Global Alumina Completes Joint Venture Agreements
May 21 2007 - 1:01AM
PR Newswire (US)
TORONTO, May 21 /PRNewswire-FirstCall/ -- Global Alumina
Corporation (the "Company") (TSX: GLA.U) announced today that the
Company, Global Alumina International, Ltd. ("GAI"), and Guinea
Alumina Corporation, Ltd. ("Guinea BVI"), and The Broken Hill
Proprietary Company Pty Limited ("BHP Billiton"), Dubai Aluminum
Company Limited and Mubadala Development Company PJSC have
completed the transaction contemplated by the share subscription
and related agreements forming the joint venture to develop and
operate the Sangaredi Alumina Refinery in the Republic of Guinea.
The transaction was completed in escrow on May 17, 2007 pending the
transfer of funds, and will be effective from and after May 17,
2007. Global Alumina has received the first US$151.1 million
installment of the aggregate US$260 million proceeds for the
issuance to the venture partners of a 66.67% interest in Guinea BVI
(BHP Billiton: 33.33%; DUBAL: 25%; and Mubadala: 8.33%), which is
developing the Sangaredi Refinery Project through its wholly-owned
Guinean subsidiary, Guinea Alumina Corporation, S.A. (the "Project
Company"). The Company, through its wholly-owned subsidiary GAI,
retains a 33.33% interest in Guinea BVI. Simultaneous with
completion, each joint venture party made its proportionate share
of a US$80 million capital contribution to Guinea BVI to repay
US$55.3 million of project-related borrowings under its loan
facility plus interest and to establish a US$24.7 million cash
reserve to fund two months of budgeted, future project
expenditures. Global Alumina also contributed an additional US$4.4
million to repay borrowings under the loan facility for corporate
costs. Upon repayment in full, the loan facility was terminated.

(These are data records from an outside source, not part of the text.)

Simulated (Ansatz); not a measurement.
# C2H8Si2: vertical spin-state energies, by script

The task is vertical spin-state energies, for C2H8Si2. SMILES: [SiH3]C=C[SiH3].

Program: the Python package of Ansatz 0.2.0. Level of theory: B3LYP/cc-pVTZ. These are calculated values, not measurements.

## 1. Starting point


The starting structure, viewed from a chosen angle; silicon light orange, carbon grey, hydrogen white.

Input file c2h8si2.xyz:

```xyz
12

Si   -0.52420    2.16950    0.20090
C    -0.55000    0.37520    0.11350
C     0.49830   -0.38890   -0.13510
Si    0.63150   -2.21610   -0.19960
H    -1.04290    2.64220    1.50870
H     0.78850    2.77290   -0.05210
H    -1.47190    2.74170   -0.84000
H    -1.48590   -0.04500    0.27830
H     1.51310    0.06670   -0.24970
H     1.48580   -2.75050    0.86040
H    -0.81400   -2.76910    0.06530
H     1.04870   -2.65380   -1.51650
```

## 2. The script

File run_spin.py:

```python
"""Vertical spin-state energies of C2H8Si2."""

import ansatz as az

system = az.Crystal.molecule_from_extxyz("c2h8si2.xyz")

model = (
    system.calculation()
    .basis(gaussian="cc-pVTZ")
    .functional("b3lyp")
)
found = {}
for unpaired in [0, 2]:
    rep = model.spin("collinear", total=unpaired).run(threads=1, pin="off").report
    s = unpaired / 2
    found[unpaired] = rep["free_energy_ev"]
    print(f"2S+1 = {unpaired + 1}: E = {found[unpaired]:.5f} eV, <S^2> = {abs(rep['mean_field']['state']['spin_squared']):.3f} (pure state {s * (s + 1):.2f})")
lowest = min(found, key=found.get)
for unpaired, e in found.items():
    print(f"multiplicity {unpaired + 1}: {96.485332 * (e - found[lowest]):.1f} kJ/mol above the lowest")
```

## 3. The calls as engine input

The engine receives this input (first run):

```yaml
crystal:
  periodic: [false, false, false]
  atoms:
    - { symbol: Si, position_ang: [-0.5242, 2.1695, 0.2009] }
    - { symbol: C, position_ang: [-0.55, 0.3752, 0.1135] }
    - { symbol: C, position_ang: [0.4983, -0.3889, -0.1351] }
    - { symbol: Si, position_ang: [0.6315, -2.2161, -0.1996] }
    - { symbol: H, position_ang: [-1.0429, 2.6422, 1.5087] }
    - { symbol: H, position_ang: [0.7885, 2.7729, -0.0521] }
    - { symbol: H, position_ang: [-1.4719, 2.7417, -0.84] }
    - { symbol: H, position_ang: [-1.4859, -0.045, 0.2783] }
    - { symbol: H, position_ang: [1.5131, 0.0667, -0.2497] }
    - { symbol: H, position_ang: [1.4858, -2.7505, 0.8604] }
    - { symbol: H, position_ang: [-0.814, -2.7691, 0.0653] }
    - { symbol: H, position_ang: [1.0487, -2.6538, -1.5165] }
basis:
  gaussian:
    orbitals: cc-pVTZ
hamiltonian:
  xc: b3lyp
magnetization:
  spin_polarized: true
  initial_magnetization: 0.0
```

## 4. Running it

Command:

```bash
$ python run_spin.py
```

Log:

Guinea BVI's shareholders intend to fund its future costs with
additional capital contributions and, upon completion of a bankable
feasibility study, third-party debt. After funding its share of the
initial capital contribution to repay 100% of the debt under the
loan facility and fund two months' of expected costs, Global
Alumina has remaining US$120 million of the initial subscription
proceeds deposited: US$101.7 million in an escrow account the use
of which is restricted to prospective budgeted expenditures of the
Project Company and which is also pledged as security for warranty
and indemnity obligations under the subscription agreement; and
US$18.3 million in an unrestricted account for general corporate
purposes. The remainder of the subscription proceeds will be paid
in three additional installments due on the successful completion
of specified milestones. These milestone installments include
US$42.22 million payable within five days of the joint venture
partners' acknowledgement of the transfer of the mining concession
from the Company to the Project Company, which is expected by
September 30, 2007, US$33.33 million payable within five days of
the earlier of June 30, 2007 and ten days after completion of a
bankable feasibility study (including final construction,
contracting and financing plans) with respect to the Project,
provided such payment shall not be made until the requirements for
the first deferred subscription price are met, which is expected by
September 30, 2007, and US$33.33 million payable within five days
of the date of a binding commitment for final debt financing for
the Project, which is expected shortly after completion of the
bankable feasibility study to be completed by yearend. Each joint
venture partner has entered into an off-take agreement with the
Project Company, on similar terms and at the same price, for its
proportionate share of all available alumina production from the
project. Additional information on the joint venture agreements is
contained in material change reports filed on April 5, 2007 and May
7, 2007 which are available on the Company's reference page at
http://www.sedar.com/. About Global Alumina Global Alumina and its
joint venture partners are developing a three million tonnes per
annum alumina refinery located in the bauxite-rich region of the
Republic of Guinea (the "Sangaredi Refinery Project"). Its joint
venture partners are BHP Billiton, Dubai Aluminium Company Limited
and Mubadala Development Company PJSC. The Sangaredi Refinery
Project is one of the most advanced new projects in Guinea with the
refinery already in feasibility stage and critical path
infrastructure and site work already underway. Global Alumina is
positioned to be one of the only companies focused solely on
alumina production and sales. The company offers a first mover
advantage over other projects in the region and an opportunity for
socially responsible investing in a country that holds over
one-third of the world's bauxite resources. Global Alumina is
headquartered in Saint John, New Brunswick with operations in Bake,
Guinea and has administrative offices in New York, London, Montreal
and Conakry, Guinea. For further information visit the company's
website at http://www.globalalumina.com/. Forward Looking
Information Certain information in this release is "forward looking
information", which reflects management's expectations regarding
the Company's future growth, results of operations, performance and
business prospects and opportunities. In this release, the words
"may", "would", "could", "should", "will", "intend", "plan",
"anticipate", "believe", "seek", "propose", "estimate" and "expect"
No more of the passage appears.